How to Watch Live as Philadelphia Counts Their Votes for Election 2020

Curious to see how the City of Brotherly Love is counting their votes? We have good news for you, then. A livestream set up by the Philadelphia City Commissioners YouTube channel started on November 3, and provides folks a glimpse of the ballots being counted.

The large room where the camera is set shows tables and chairs set up, along with dozens of boxes, which is safe to assume hold the state's votes. At certain parts of the livestream, you can find masked workers sorting through envelopes and laying out ballots into separate bins. It's a beautiful thing to see democracy at work.

As of publishing, the Associated Press has yet to call whether or not Democratic nominee Joe Biden or President Donald Trump has won in the state of Pennsylvania. In the 2016 election, Trump won Pennsylvania over Hillary Clinton in a margin of just 44,000 votes. This year, whether or not Biden will be able to flip the state blue has yet to be seen.

Trump has threatened to take legal action amid mail-in votes being counted after Election Day. Pennsylvania's Attorney General Josh Shapiro, however, has said otherwise.

"The bottom line is, we're going to make sure here in Pennsylvania, that we respect the will of the people. We're going to get an accurate count," Shapiro told Good Morning America during a virtual appearance Wednesday. "It's the law. The law says, 'Count every eligible vote and that's exactly what's happening all across Pennsylvania right now.'"

Shapiro also reassured viewers that the Pennsylvania Supreme Court isn't worried about Trump suing over the issue. "The president doesn't count these votes, the clerks in our communities count these votes," he explained. "The legal issues have largely been settled, and now it's time to count these votes and make sure that the will of the people is heard."

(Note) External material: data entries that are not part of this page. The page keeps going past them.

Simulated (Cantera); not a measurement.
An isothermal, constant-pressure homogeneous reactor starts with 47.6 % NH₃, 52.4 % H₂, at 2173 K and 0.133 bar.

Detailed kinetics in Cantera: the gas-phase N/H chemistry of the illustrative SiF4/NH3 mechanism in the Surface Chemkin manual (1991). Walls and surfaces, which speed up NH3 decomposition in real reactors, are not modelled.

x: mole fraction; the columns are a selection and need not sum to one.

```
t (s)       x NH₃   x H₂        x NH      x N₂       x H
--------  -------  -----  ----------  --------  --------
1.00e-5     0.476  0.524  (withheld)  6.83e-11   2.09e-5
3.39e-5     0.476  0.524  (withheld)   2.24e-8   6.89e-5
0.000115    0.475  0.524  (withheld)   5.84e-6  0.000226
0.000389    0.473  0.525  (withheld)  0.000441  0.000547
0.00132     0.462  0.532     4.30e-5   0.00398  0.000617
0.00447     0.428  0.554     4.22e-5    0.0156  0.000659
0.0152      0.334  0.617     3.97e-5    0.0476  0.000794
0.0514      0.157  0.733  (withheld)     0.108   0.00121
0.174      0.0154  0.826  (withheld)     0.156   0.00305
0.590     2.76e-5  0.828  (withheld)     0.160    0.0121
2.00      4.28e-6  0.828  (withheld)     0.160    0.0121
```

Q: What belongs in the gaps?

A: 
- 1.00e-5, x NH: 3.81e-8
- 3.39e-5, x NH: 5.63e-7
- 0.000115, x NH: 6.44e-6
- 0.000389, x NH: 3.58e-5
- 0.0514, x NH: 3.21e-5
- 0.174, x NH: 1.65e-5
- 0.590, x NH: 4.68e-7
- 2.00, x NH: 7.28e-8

Attorney General Josh Shapiro on the ballots being counted in Pennsylvania: “We’re going to get an accurate count, it’s the law.”@GStephanopoulos

— Good Morning America (@GMA) November 4, 2020

The state of Pennsylvania can count mail-in votes as long as the Friday after Election Day, as long as the envelope is postmarked by November 3, according to a ruling from the Pennsylvania Supreme Court. The ballots will be taken up to 5 p.m. on Friday. Additionally, votes mailed in with no postmark date will still be counted, so long as they do not indicate that they were sent after November 3.

Counting them could take days. Shapiro also told GMA that the federal courts are unable to "meddle with" the "matters of state election law" and that it would be left to the states.

Voting Philadelphia
A woman marks down her vote on a ballot for the Democratic presidential primary election at a polling place in Armstrong Elementary School on Super Tuesday, March 3, 2020 in Herndon, Virginia. Samuel Corum/Getty Images

Prior to Election Day, Trump tweeted called the Supreme Court's decision counting the votes in Pennsylvania "a VERY dangerous one." "It will allow rampant and unchecked cheating and will undermine our entire systems of laws," he wrote in the tweet that has been labeled as "misleading." "It will also induce violence in the streets. Something must be done!"